Could the wrong tweet end your career?

Angry-tweet By now, most people are familiar with the basic concept that what goes up on the net, stays on the net. This fact should be reason enough for a few deep breaths before sharing your true feelings with the whole world. Not so, apparently, for a Canadian technology journalist whose recent Twitter exchange just turned into a cautionary tale for the rest of us.

It’s not all that unusual for reporters and PR execs to get grumpy with each other. It’s a symbiotic relationship that often leaves both parties feeling like they’re sleeping with the enemy.

Most of the time, the balancing act is cordial. Sometimes things get ugly. For Financial National Post technology reporter David George-Cosh and PR exec April Dunford, it became especially ugly – and public – when they took what should have been a phone conversation online in the form of a Twitter exchange. Not long after, Ian Capstick at took notice and well… we’ll get to that.

For those who have yet to use the tool, Twitter lets you “microblog” or broadcast your every thought in the form of short text messages, which are sent directly to anyone who has chosen to “follow” your “tweets”. Of course, anyone else can find these tweets too, with a simple search. It’s a powerful tool which, when used correctly can even help people in emergencies, but when treated carelessly can also land them in sticky situations.

George-Cosh and Dunford’s tweet session apparently got rolling after Dunford decided to share her thoughts about George-Cosh’s recent harsh reaction to her slow return of his phone call.

Though her initial tweet

“Reporter to me “When the media calls you, you jump, OK!?” Why, when you called me and I’m not selling? Newspapers will get what they deserve”
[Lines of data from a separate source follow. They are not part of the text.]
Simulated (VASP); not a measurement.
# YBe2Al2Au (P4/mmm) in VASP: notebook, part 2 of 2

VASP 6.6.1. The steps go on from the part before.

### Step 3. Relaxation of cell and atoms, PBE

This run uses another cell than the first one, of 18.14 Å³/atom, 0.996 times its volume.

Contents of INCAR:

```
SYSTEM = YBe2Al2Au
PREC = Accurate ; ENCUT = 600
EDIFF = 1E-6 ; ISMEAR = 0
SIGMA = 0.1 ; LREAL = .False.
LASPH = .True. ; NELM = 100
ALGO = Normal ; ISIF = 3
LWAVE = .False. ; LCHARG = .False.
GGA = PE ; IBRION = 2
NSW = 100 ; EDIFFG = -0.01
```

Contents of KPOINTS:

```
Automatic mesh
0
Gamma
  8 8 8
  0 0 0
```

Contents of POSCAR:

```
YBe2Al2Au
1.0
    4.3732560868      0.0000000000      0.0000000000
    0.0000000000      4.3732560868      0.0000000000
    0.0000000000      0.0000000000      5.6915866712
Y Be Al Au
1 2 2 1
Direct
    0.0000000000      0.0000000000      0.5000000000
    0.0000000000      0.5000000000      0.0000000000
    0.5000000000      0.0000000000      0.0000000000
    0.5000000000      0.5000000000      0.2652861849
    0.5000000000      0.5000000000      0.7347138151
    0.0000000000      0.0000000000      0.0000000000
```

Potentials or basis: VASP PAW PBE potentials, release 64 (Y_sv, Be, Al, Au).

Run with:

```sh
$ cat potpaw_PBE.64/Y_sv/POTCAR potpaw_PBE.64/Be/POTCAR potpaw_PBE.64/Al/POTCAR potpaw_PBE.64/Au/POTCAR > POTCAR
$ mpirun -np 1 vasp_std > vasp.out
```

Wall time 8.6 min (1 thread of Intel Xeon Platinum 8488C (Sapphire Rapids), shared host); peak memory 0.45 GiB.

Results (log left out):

was fairly innocent and didn’t mention any names, David George-Cosh or ‘SirDavid’ as he’s known on Twitter, decided to respond to the taunt.

What ensued was a classic case of letting one’s emotions run away with you. I won’t repost the whole exchange – you can check out Ian’s excellent coverage for that – but suffice it to say, SirDavid’s tweets contained enough bile and four-letter words to make him look like someone who’s barely keeping things together. The kind of thing you might expect from a prima-donna actor, not an objective observer of technology.

Many of the comments in Ian’s blog commend April Dunford for keeping her cool in the face of George-Cosh’s onslaught and indeed, she was certainly professional. Yet others have pointed out that SirDavid’s Christian Bale-style tirade was at least in part deserved given Dunford’s attitude toward the press as expressed in her first tweet.

Regardless who you feel was right or wrong in this sad yet strangely compelling tweetcident, we should all take careful note of the result. Though David George-Cosh’s career is far from over, the net has a long memory, with nearly perfect recall and his words will haunt him for a long time.



  1. jmlopes

    I find it interesting no one touches on the insecurity of the platform.

    With any novel technology, theyre plagued with a number of deficiencies and tend to catch the consumer at a point of interest where, ironically, they least suspect and likely to be less concerned about their privacy.

    The follow me platform of Web 3.0 is the most flexible companion to the previous Web deliverables packing a communication punch and reach not seen before; albeit, dangerously, at the expense our freedom to communicate.

    The illusion of being followed will soon become the real life equivilent of being stalked without the benefit or right to set up a no-trespass boundary.


  2. mardie

    David? Forget "twitter". Just think "twit", and a foul-mouthed, limited-in-repartee one at that! Abu Dabi isn't far enough away for this guy to be, as long as he has access to the Internet.
    He hasn't come very far from a little kid's "Oh, yeah?" response to his present level of argument…he's just learned a 4 letter word.